Bizarre InternalTorchDynamoError with locally and formerly working code

Hi, has anyone seen this error in the last 3 months or so with running a compiled pytorch model on a multi-GPU Lambda instance?

[rank0]: File "/usr/lib/python3/dist-packages/torch/_dynamo/variables/builder.py", line 529, in _wrap
[rank0]: if has_triton():
[rank0]: File "/usr/lib/python3/dist-packages/torch/utils/_triton.py", line 37, in has_triton
[rank0]: return is_device_compatible_with_triton() and has_triton_package()
[rank0]: File "/usr/lib/python3/dist-packages/torch/utils/_triton.py", line 33, in is_device_compatible_with_triton
[rank0]: if device_interface.is_available() and extra_check(device_interface):
[rank0]: File "/usr/lib/python3/dist-packages/torch/utils/_triton.py", line 23, in cuda_extra_check
[rank0]: return device_interface.Worker.get_device_properties().major >= 7
[rank0]: File "/usr/lib/python3/dist-packages/torch/_dynamo/device_interface.py", line 191, in get_device_properties
[rank0]: return caching_worker_device_properties["cuda"][device]
[rank0]: torch._dynamo.exc.InternalTorchDynamoError: IndexError: list index out of range

[rank0]: from user code:
[rank0]: File "/usr/lib/python3/dist-packages/torch/_dynamo/external_utils.py", line 40, in inner
[rank0]: return fn(*args, **kwargs)

[rank0]: Set TORCH_LOGS="+dynamo" and TORCHDYNAMO_VERBOSE=1 for more information

I got this last night trying to run my code on a 8x A100 (40 GB SXM4) instance. I opened a support ticket and a support engineer (thanks Quinn!) tried and reproduced the issue on the same type of instance in two different regions. However, we still don’t know what caused it. It seems strictly internal (some kind of device property check) and my exact same code was running fine last October-November on the same type of instance and last week on my local TensorBook.

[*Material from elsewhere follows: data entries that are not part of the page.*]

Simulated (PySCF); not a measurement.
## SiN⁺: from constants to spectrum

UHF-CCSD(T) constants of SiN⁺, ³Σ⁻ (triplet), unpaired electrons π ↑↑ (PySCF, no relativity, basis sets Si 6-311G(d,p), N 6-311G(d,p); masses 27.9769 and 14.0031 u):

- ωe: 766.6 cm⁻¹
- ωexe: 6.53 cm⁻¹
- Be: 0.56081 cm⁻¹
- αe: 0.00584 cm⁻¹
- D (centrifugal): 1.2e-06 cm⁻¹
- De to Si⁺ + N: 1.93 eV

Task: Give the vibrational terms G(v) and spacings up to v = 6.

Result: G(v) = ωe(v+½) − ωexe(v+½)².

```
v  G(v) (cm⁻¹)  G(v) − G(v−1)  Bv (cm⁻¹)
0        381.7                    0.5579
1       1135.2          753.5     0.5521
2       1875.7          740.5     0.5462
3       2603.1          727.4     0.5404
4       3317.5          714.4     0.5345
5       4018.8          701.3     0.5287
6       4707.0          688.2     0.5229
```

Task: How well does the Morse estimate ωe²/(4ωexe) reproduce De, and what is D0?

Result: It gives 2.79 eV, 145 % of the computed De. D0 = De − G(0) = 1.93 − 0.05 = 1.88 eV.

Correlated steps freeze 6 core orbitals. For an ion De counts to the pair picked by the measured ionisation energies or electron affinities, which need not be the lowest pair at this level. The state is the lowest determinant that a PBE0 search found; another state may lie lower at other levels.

I don’t have a minified repo yet but here is what we ran:

pip3 install --upgrade requests
pip3 install wandb
pip3 install schedulefree

git clone https://github.com/EIFY/mup-vit.git
cd mup-vit
NUMEXPR_MAX_THREADS=116 torchrun main.py --fake-data --batch-size 4096 --log-steps 100

Out there on the interweb this seems the closest: [Bug]: Cannot Load any model. IndexError with CUDA, multiple GPUs · Issue #4069 · vllm-project/vllm · GitHub
The author reported that “Solved it with a fresh install with a new docker container” but that’s not an option for me…

Update: It turned out that I just forgot the --multiprocessing-distributed flag, which is critical for multi-GPU instance. See Bizarre InternalTorchDynamoError with locally and formerly working code - #5 by ptrblck - PyTorch Forums for details.